Sunday, September 21, 2014

Cherry-picking data, patterns, hypotheses, and scientism.

     “Lie, damn lies, and statistics.” That’s the dismissive phrase trotted out when someone disagrees with a claim that doesn’t fit their biases. “Cherry-picking data” follows close on its heels. These aren’t exactly ad hominem attacks, but they come close. Only a scoundrel would select only those numbers that support their claim. Only a scoundrel will ignore the data that might refute it.
     And so it goes.
     But science depends on cherry-picked data. A new insight usually starts when someone thinks of something as weird that everyone else thinks is ho-hum run-of-the-mill background to what really matters. Or has dismissed it as already explained by some existing paradigm. Or just some accidental oddity that doesn’t mean anything. But all of that is cherry-picking data. It’s to see a signal in the noise that no one else has seen. Consider how the Higgs boson was discovered: by picking out a mere handful of events and calculating the odds that these few events are likely nor mere random glitches in the data. The Higgs boson was discovered by planning to cherry-pick the data that implied its existence.

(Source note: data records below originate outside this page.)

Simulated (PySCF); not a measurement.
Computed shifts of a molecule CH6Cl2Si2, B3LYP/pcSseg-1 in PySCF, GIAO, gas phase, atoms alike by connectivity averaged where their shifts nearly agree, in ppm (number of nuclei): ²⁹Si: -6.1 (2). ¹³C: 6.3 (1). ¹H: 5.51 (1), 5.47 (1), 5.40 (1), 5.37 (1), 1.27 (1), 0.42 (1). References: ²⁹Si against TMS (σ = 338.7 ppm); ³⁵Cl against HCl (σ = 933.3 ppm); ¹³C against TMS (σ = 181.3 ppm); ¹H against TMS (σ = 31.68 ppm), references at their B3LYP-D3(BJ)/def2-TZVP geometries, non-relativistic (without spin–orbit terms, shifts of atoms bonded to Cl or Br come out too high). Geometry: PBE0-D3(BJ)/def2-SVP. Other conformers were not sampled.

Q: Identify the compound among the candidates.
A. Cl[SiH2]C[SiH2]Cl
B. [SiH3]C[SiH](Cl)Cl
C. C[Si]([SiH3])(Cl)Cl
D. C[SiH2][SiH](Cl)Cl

     That humans see patterns all around them is a cliché. That most of them are constructs of our propensity to see patterns is another one. But every now and then one of these patterns turns out to be significant. It’s really there. And its existence and shape raise questions. Possible answers to those questions amount to a hypothesis. Framing it so that it can be tested against new or different data takes imagination.
     Inference: to do science starts when someone picks out the relatively rare significant differences between what we expect to see, or notices the oddness of a familiar patch of reality. It’s when these skills are used to support an a priori hypothesis that we get not science but scientism. Then the accusations at the head of this essay are relevant.